Peepo Choo, Vol. 1
By Felipe Smith
Vertical, 256 pp
Rating: 18 +
Young Milton suffers from a malady that almost everyone experiences at one point in their life. He absolutely and utterly fails to fit in to the world around him. He goes out, forcing himself to be something he isn’t, but as soon as the opportunity arises his true self comes out. Namely, that of a huge anime geek. As fate would have it he’s about to get the opportunity of a life time, to visit the anime/manga mecca of his dreams, Tokyo, Japan and soon he’ll find out just how wrong his preconceptions of the country were. From Felipe Smith and Morning 2, comes Peepo Choo.
Peepo Choo is a brutal skewering and satire of geek culture, international cultural misconceptions and more. Nothing is sacred within this book. Milton and his hardcore “otaku” pals are generally the brunt of the jokes, but American comic fans, Japanese society, their perceptions of America, and more are all ridiculed and mocked in over the top and vaguely offensive fashion. Amid all the caricatures and skewering of social groups lies a plot line involving yakuza and an insanely violent hitman. This is clearly the connecting strand, pulling together the urban American culture obsessed yakuza member, the awkward fujoshi Japanese teenaged girl, Milton and the various other characters; but for the most part it feels like it was tacked on as an after thought to try and make the series something other than a group of skits mocking anyone it can.

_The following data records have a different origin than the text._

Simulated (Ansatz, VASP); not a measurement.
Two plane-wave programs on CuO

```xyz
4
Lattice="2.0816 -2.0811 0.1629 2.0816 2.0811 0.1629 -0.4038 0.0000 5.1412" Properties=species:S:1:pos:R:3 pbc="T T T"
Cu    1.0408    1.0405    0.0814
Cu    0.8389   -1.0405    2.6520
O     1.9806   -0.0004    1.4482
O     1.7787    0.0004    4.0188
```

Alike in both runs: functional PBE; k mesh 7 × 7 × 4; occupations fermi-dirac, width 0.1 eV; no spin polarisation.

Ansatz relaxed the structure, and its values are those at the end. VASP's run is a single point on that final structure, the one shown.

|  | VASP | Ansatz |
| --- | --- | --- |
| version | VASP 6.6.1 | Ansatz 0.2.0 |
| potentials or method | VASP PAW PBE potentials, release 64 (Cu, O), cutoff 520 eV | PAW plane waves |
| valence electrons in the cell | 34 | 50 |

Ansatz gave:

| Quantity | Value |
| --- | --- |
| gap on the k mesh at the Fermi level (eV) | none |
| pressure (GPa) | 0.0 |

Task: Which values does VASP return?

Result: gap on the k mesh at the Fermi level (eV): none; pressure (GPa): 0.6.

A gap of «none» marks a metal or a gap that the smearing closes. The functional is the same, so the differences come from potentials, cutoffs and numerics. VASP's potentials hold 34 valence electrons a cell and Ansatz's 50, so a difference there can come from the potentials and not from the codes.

Felipe Smith’s artwork is definitely dynamic and it’s heavily exaggerated for comedic effect. Unfortunately the result is that it’s also fairly ugly most of the time. The muscled characters are absolute mountains to the point of deformity, while the women are some sort of adolescent wet dream where they’re all ridiculously curvy and voluptuous, with breasts that must surely be exerting their own gravitational pull.
I’m not really sure what to think of Peepo Choo. I’m not particularly fond of it. The artwork is pretty far from my thing, and it doesn’t really feel like it’s saying anything new either. It generally feels like it was attempting to shock and offend for the sake of shocking and offending, and that’s just not something that appeals to me. But at the same time, given it’s huge popularity among the more respected commentators on the scene, I feel like I should like it. For me, I think Peepo Choo is my manga Preacher. Something that’ll be hailed by critics, but I just don’t get or enjoy at all. I have no doubt that it will find it’s audience though. Lord knows there’s enough people trotting out the stereotypical image of a “weeaboo” for laughs on the internet every day for it to sell well, but I’m definitely not among them.
Peepo Choo, vol. 1 is available now.